Reverse engineer Ceasar cipher

和自甴很熟 提交于 2020-06-15 20:09:12

问题


I reverse engineered to decrypt, but do not get the expected result.

For example, entering

Lipps${svph%

with offset 4 should result in

Hello World!

but I get

ello´world³

What did I do wrong?

code = input("Enter text to decrypt: ")
distance = int(input("Enter number of offset: "))
plainText = ''
for ch in code:
    ordValue = ord(ch)
    cipherValue = ordValue - distance
    if cipherValue < ord('a'):
        cipherValue = ord('z') - \
            (distance - (ord('a') - ordValue + 1))
    plainText += chr(cipherValue)
print(plainText)

回答1:


OK, I got it working for a-z and gave you a little test framework to enter/check automatically rather than typing it in every time.

def dowork(code, distance, lower, upper):


    bounddown, boundup = ord(lower), ord(upper)

    plaintext = ""
    for ch in code:
        ordValue = ord(ch)
        cipherValue = ordValue - distance
        if cipherValue < bounddown:
            cipherValue = boundup - bounddown - ordValue +1

        plaintext += chr(cipherValue)


    return plaintext

dataexp = [
    (("jgnnq",2, 'a', 'z'),"hello"),
    ]

for input_, exp in dataexp:
    got = dowork(*input_)
    msg = "exp:%s:%s:got for %s" % (exp, got, inp)
    if exp == got:
        print("good! %s" % msg)
    else:
        print("bad ! %s" % msg)

This prints

good! exp:hello:hello:got for ('jgnnq', 2, 'a', 'z')

Now all you need to do is add an extra item to the dataexp list, something like

(("Lipps${svph%", 4, <lowerbound>, <upperbound char>), "Hello World!")

once you have the upper and lower bound figured out it should work. Notice that I didn't know caesar code, I just copied yours directly but restructured it a bit.

what *_input does is to take those 4 values in that tuple (more or less a list) and assign them to code, distance, lower, upper in the dowork function.

lower is what corresponds to a in your code and upper is z.

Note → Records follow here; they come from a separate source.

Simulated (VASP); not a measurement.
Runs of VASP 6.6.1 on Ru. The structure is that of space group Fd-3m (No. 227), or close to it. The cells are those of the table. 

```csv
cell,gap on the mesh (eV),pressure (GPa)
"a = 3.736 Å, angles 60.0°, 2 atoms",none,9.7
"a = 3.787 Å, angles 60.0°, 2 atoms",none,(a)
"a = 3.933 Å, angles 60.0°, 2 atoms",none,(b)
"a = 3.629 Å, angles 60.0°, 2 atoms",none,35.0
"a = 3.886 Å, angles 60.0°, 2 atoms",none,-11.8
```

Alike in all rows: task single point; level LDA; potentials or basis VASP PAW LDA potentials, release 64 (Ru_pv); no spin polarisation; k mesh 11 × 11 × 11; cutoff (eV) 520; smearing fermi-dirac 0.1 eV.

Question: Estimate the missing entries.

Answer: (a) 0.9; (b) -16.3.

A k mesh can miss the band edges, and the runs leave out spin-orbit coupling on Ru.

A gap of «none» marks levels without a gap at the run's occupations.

exp is what you expect and exp == got just checks whether what the function returned is correct or not. once you get the function correct it should work for both my simplistic a-z, 2 distance, hello test and your more complicated 4 distance but including punctuation

lower and upper bounds

your 2 strings, input and output, are Lipps${svph% and Hello World!. That means all of these characters need to fall within your upper and lower ord values, right? So the minimum ord position of all those is your lower and the max is your upper. Now, I'm not the guy from Cryptonomicon and I can't ever remember if ord(a) < ord(A) or not, let alone the punctuations. So you'll have to kind tinker with that, which is why I based my test on only the lower case letters. I'd add 0-9 though.

final version

This does not need you to figure out which character to put at lowest bound and which at upper. We take lower = 32 (start of printable chars), upper = 255. That way punctuations, upper and lower case, digits, their ord values dont matter anymore.

#full ASCII range, you can go to town on entering whatever you want
bounddown, boundup = 32, 255

plaintext = ""
for ch in code:
    ordValue = ord(ch)
    cipherValue = ordValue - distance
    if cipherValue < bounddown:
        cipherValue = boundup - bounddown - ordValue +1

    plaintext += chr(cipherValue)



回答2:


Here's a implementation for encrypting and decrypting when the input for characters within a certain range (in this case a-z). You can adapt this for other ranges depending on what you need.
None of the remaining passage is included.